One of the great discrepancies of a futuristic view of the Apocalypse is that such a rendering of the Scriptures simply cannot be harmonized with what Jesus claimed during his ministry. Nor does it agree with what Paul said during his ministry. John tells us in Revelation 18:20 that by judging the great harlot God had avenged his holy Apostles and prophets. How could the destruction of any modern day army or nation avenge the persecution and deaths of the Apostles and prophets? Just as the vain traditions of men in the first century AD made the word of God of no effect, so, too, do modern day “vain traditions of men” make the word of God, particularly the Apocalypse, of no affect among his people.
In order for the futuristic view of the Apocalypse to be true, that is, that its fulfillment is meant to occur in our day, or 2000 years after Jesus, one must claim the writers of the New Covenant text were ignorant of the times and the seasons and even mistaken about when Jesus claimed he would return. Even Jesus’ words must be twisted in order to point, not to the first century AD, but to a time 2000 years later (or more). One has to wonder what sola Scriptura would look like in such a context. Given the history of a futuristic interpretation of the Apocalypse with its many failures, what would humbling oneself before the word of God (Isaiah 66:2) mean in such a doctrine?

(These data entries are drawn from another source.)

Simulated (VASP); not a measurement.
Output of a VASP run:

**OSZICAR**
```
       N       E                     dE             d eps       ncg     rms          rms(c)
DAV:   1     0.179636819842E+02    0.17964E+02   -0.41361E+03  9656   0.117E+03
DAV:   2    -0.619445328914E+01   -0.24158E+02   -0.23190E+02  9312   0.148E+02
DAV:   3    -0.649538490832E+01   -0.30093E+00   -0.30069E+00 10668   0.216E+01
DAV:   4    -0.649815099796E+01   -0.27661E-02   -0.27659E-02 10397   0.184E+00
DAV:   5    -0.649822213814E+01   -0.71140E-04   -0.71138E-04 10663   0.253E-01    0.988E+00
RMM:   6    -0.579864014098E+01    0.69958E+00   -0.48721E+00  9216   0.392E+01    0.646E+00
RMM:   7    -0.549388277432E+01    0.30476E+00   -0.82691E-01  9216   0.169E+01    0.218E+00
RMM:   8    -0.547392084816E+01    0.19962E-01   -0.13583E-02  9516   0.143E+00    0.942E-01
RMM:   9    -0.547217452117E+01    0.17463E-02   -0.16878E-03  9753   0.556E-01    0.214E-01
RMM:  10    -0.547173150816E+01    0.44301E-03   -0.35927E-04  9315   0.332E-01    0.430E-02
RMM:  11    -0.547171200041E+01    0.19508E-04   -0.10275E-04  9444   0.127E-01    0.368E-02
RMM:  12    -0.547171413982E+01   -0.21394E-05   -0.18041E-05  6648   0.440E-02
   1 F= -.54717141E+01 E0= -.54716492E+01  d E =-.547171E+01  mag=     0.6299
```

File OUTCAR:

Understanding the Apocalypse begins with knowing and practicing the premise that the word of God cannot be made to contradict itself (John 10:35). If it appears to contradict, it is our own understanding of the text that is wrong, not the text itself. We need to seek out the Scriptures that would shed light on our understanding and remove the contradiction. This hasn’t been done in any modern interpretation of the Apocalypse, and proof of this is their many failures in predicting its fulfillment.
Jesus tells us that it was Jerusalem that had killed all the prophets of the Old Testament, its leaders would also kill him (Matthew 21:33-46), and those Jesus would send to them (Matthew 23:29-35; cp. Revelation 18:20, 24). Moreover, Jesus predicted Jerusalem with its Temple would be utterly destroyed (Matthew 22:1-7; 23:37-38), and all these things would occur within the generation in which Jesus and the Apostles preached (Matthew 23:36).
Now, notice how Paul’s understanding of the first century AD is in perfect harmony with what Jesus predicted during his public ministry:
For you, brethren, became followers of the churches of God which in Judaea are in Christ Jesus: for ye also have suffered like things of your own countrymen, even as they have of the Jews: Who both killed the Lord Jesus, and their own prophets, and have persecuted us; and they please not God, and are contrary to all men: Forbidding us to speak to the gentiles that they might be saved, to fill up their sins always: for the wrath is come upon them to the uttermost. (1Thessalonians 2:14-16)
Paul tells us that his countrymen, i.e. the Jews, but more specifically the leaders at Jerusalem, not only killed Jesus, but they killed the prophets under the Old Covenant and were persecuting and murdering those preaching to them in Paul’s day. This is exactly what the Lord had predicted would occur.
Finally, John then tells us in the Apocalypse, that the great harlot, i.e. Mystery Babylon the Great (Revelation 17:1, 4-5) was the great city (Revelation 17:18) who had killed the prophets and the Apostles of Jesus (Revelation 17:6). That is, the guilty city that had slain the witnesses of Christ is that same great city where Jesus was crucified (Revelation 11:7-8). In other words the guilty city was first century Jerusalem, that great city, the great harlot, Mystery Babylon the Great, which the Lord had destroyed with her Temple in 70 AD, when he came in the person of Titus with his Roman armies (cp. Luke 21:20).
Who is unable to see the harmony between Jesus, Paul and John? In every point all agree. Jerusalem was responsible for the killing of the Old Testament prophets, the killing of Jesus and those Jesus sent to the city in an effort to help them believe the Gospel and repent. When Jerusalem authorities destroyed the witnesses of Jesus or had others kill them, there remained no remedy and the great city, i.e. the great harlot, was destroyed with her Temple.